Recently we were having dinner with some close friends who were visiting for the weekend. At one point my husband and I were busy trying to apologize for a recent tantrum my kid had in front of everyone.

As a parent we see so many of these with our little loved ones, but when it happens in front of people we sometimes feel a little embarrassed and try our best to smile our way through it.

How many times has that happened to you in the grocery store? Where you just want to run out and disappear, when all hell is breaking loose! In any case, afterwards we had a good chuckle – as they are parents too and they were happy they were the observers this time around!

And I mindlessly said while stalking my lettuce, “I just don’t know where she gets it from.”

Everyone rolled their eyes.

Excuse me?? Fork down. Blushed cheeks. This got me right at my heart. I was caught in a moment of deep self reflection. A thousand thoughts raced through my mind to defend myself. However, I resigned and eventually agreed with my company.

Not only did that typical child / parent moment get me thinking about myself in the past, but also the many people who I had coached over the years. Us adults are actually quite often responding to our “adult” situations like children. It is as if the child tantrums are still well and truly within us, although they may not be showing outwardly, they are alive and well within.

We may not be throwing ourselves on the floor, but there is this conflict, worry and pressure building within us all the time.

For example, some of the big “adult” stuff like body image, self-worth and sense of potential. By the time we hit forty we’re experienced in life, had some heart breaks and probably some wild nights. Lot’s of fun and memories but it’s also given us fuel for building up our lies.

Well, it’s time to put on our big boy / girl pants and these lies we are telling ourselves, potentially passing on to future generations, have to hit the road – no matter what age really!

Ugh, I need to lose ten pounds.

Honestly, if it’s ten pounds, let it be. If you’re healthy and active with some padding on your hips – be ok with it. Why spend time obsessing on a body you don’t have? Instead, adore the body you do have. This is especially important for mamas who have signs of pregnancy and harbor a few extra pounds.

Of course, if you want to lose ten pounds as a healthy goal, by all means do! My point is not to get hung up on it as a recurring statement of your life!

I know he’ll change if I…

No, he won’t. If it’s not working now, it’s not worth staying in a bad relationship. I know I could really get some heat on this one, but I think it’s important to be in mutually respected relationships, right? If he’s not the one now, then be OK with it. If we wait for someone else to change we will spend our entire life waiting for them to change.

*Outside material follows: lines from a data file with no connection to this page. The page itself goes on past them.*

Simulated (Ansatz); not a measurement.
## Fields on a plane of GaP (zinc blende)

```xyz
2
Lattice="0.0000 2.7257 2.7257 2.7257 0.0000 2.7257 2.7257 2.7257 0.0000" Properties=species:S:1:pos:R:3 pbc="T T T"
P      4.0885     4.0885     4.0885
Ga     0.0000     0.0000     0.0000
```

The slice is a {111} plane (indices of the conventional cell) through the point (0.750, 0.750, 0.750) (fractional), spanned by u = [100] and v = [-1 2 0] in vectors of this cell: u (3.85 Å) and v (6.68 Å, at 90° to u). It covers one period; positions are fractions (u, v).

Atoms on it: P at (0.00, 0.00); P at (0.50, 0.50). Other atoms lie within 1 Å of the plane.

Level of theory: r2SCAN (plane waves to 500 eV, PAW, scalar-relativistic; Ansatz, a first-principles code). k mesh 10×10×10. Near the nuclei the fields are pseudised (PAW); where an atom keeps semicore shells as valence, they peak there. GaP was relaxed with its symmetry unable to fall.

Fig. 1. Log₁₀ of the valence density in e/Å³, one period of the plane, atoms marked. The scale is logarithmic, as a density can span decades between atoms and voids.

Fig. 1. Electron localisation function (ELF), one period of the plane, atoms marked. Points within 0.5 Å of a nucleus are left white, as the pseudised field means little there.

After my divorce, I realized I wasn’t only ending a marriage, I ended a whole mindset. We have to love the whole person and they have to love the whole you.

It’s too late for me to start a new career.

…or go back to school or travel. OK you’re nearing forty, but you’re not dead, which would be about the only reason to not start something you’re passionate about.

At forty, I redesigned my career from teaching yoga and pilates to setting up a home based business, which, previous to yoga I’d been a lawyer. It’s never too late to change!

Nobody cares how I look anymore.

Actually, you’re in your prime and it’s only going to get better. Sexy at sixty? Go for it. Yes, someone cares – you!

By forty you should know that confidence is sexy. @hayleyhobson (Click to Tweet!)

I dress how I want to feel, not the other way around. If I feel blah, I sass it up in a little black number. The thing is, I have to notice me first. And trust me, you’re worth getting noticed.

We can consider everything up to forty as experience. Some of it sucked. Some of it didn’t. And the best time to clear up a self-depreciating lie is now. My daughter’s temper tantrum is not ever a pleasant experience, but in an odd way it makes me smile, because that one well timed tantrum in front of our guests reminded me that life after forty is better.


Hayley Hobson is an author, speaker, business coach, yogi, Pilates instructor, and holistic nutritional expert based in Boulder, CO. Her unique and intelligent style promotes strengthening while softening—empowering her clients to heal not only their physical bodies but their hearts and minds as well. To learn more about her nutritional courses, events, and custom programs, visit or follow her on Facebook or Twitter.

Image courtesy of Dave Haygarth.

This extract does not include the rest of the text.